On Thu, Apr 15, 2021 at 10:09:12PM +0200, pauline-galea@gmx.com wrote:
> 
> I have a related question, if I could ask it.  It is about the
> 'for' construct.  What are the rules for constructing ranges
> and individual numbers for loops that could be equivalent to
> 
> [1-5]|7|21-35)

for VAR in WORDS; do CMDS; done

You can put any WORDS you like, and you can use globs here.  If you
use globs here, they will be expanded to actual filenames (pathname
expansion).

So, you could do a loop like this:

for f in *Episode' '[1-4].*; do
 ...

And this glob would expand to "Scandal - Episode 1.mp4" but not
"Scandal - Episode 8.mp4".  Of course, those files must already exist.
You're looping over existing files.

If you simply want a loop that counts (iterating over numbers, without
any file system lookups), there are a few approaches you can use.
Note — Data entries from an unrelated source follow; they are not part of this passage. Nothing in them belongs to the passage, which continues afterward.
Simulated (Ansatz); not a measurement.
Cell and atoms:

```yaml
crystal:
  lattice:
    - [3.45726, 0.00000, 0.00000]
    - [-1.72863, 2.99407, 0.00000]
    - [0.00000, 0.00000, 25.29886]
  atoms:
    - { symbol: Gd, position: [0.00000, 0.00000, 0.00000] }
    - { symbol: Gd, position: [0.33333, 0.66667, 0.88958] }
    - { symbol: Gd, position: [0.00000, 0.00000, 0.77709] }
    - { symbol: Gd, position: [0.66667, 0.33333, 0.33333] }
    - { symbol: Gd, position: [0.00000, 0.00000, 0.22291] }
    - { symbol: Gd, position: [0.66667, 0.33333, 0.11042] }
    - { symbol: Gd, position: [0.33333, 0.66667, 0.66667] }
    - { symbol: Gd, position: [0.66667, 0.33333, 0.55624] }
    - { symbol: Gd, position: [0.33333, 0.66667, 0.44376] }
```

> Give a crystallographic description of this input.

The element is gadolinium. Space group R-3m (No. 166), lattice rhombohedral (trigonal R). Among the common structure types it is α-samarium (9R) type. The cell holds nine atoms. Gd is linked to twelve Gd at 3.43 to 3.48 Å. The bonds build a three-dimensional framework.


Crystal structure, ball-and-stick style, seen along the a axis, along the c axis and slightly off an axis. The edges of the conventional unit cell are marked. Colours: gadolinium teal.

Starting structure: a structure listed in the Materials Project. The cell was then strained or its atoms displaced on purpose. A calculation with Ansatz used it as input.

In the simplest cases, you can use a brace expansion:

for i in {1..10}; do
 ...

The brace expansion {1..10} is equivalent to 1 2 3 4 5 6 7 8 9 10.  It's
exactly the same as typing them all out yourself, except it looks nicer
to humans.

If you want a longer loop, you can use the "C-style for":

for ((i=1; i <= 1000; i++)); do
 ...

This one counts from 1 to 1000, without having to generate the entire list
of numbers 1 2 3 4 5 6 7 8 9 ... 999 1000 in memory all at once (which is
what a brace expansion would do).

But for some reason you wanted to iterate over a discontinuous list of
integers.  Let's say there's a gap, and you want to count from 1 to 100
except that you want to skip over 11 and 37.  One way to do it would be
to hard-code those exceptions inside the body:

for i in {1..100}; do
  case $i in 11|37) break;; esac
  ...
done

In the example you gave, there is a large gap between 7 and 21.  You could
hard-code all of those exceptions, but it starts to get awkward that way.
So, for this particular problem, we might try this instead:

for i in {1..5} 7 {21..35}; do
 ...

This is equivalent to typing out 1 2 3 4 5 7 21 22 23 24 25 26 ... 34 35.
You could also do that, although most people would find that unpleasant.